April 4, 2026
Comment wars go brrr
Zml-smi: universal monitoring tool for GPUs, TPUs and NPUs
One tool to watch every AI chip—fans cheer, purists say use nvtop
TLDR: zml-smi debuts as a single tool to monitor GPUs, Google TPUs, and AWS Trainium. The thread splits between praise for cross‑vendor coverage and criticism of a 'hacky' AMD file redirect plus calls to upstream it to nvtop, with extra side‑eye over 'NPU' meaning Trainium only.
zml-smi just dropped as a “one screen to rule them all” monitor for GPUs (graphics cards), Google TPUs (AI accelerator chips), and AWS Trainium (Amazon’s AI chip). Think a mashup of nvidia-smi and nvtop with a live “top” view, plus host and process stats, all in a tidy, sandboxed download from the official mirror. On paper: fewer windows, more vibes.
But the comments? Spicy. One camp loves the cross‑vendor coverage: finally, a single dashboard for NVIDIA, AMD, TPUs, and Trainium. The other camp is side‑eyeing the AMD trick where the tool intercepts a file lookup to keep everything self‑contained—critics call it a fragile “hack,” not “sandboxing.” User mrflop lit the fuse: “brittle hack masquerading as ‘sandboxing,’” and asked why this isn’t just upstreamed to nvtop instead of “fragmenting” tools.

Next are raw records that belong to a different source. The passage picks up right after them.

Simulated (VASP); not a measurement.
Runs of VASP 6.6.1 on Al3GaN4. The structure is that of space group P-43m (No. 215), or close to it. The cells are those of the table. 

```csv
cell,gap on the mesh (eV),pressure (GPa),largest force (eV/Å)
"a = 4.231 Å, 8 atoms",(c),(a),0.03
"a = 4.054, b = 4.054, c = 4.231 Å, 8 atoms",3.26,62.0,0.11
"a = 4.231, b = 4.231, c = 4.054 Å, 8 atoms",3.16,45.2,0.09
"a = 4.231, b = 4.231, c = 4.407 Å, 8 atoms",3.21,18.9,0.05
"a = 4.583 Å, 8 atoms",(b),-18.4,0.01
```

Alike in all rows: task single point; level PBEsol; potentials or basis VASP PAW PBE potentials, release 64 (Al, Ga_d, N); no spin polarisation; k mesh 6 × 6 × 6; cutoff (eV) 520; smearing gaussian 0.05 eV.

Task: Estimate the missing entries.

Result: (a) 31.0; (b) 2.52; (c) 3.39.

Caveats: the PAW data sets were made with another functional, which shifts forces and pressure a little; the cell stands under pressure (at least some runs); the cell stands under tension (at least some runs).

Then rdyro chimed in with a flex: nvtop can already handle TPUs via libtpuinfo, reviving the classic open‑source soap opera—new tool vs. upgrade the old one. Meanwhile, 152334H poked the naming bear: does “NPU” here basically mean Trainium only? Cue memes about “universal” meaning “universal…ish,” and quips like “my htop is crying” as another monitor joins the party.
Bottom line: zml-smi brings real-time performance, temps, memory, and process info across vendors in one pane—but the thread is a tug‑of‑war between people who want a bold new hub and folks who’d rather see the features land in the tools they already trust.
Key Points
- •zml-smi is a universal, sandboxed monitoring tool for GPUs, TPUs, and NPUs, combining features of nvidia-smi and nvtop.
- •It supports NVIDIA, AMD, Google TPU, and AWS Trainium, with plans to add more platforms as ZML expands.
- •Installation is via a downloadable archive; the tool lists devices and offers real-time monitoring with the --top flag.
- •Host and process metrics are provided, plus platform-specific metrics sourced through NVML (NVIDIA), AMD SMI/libdrm (AMD), TPU runtime gRPC (Google TPU), and libnrt.so (AWS Trainium).
- •For AMD, zml-smi merges amdgpu.ids from Mesa and ROCm and uses a zmlxrocm.so interposer to redirect file access, enabling updated device recognition within the sandbox.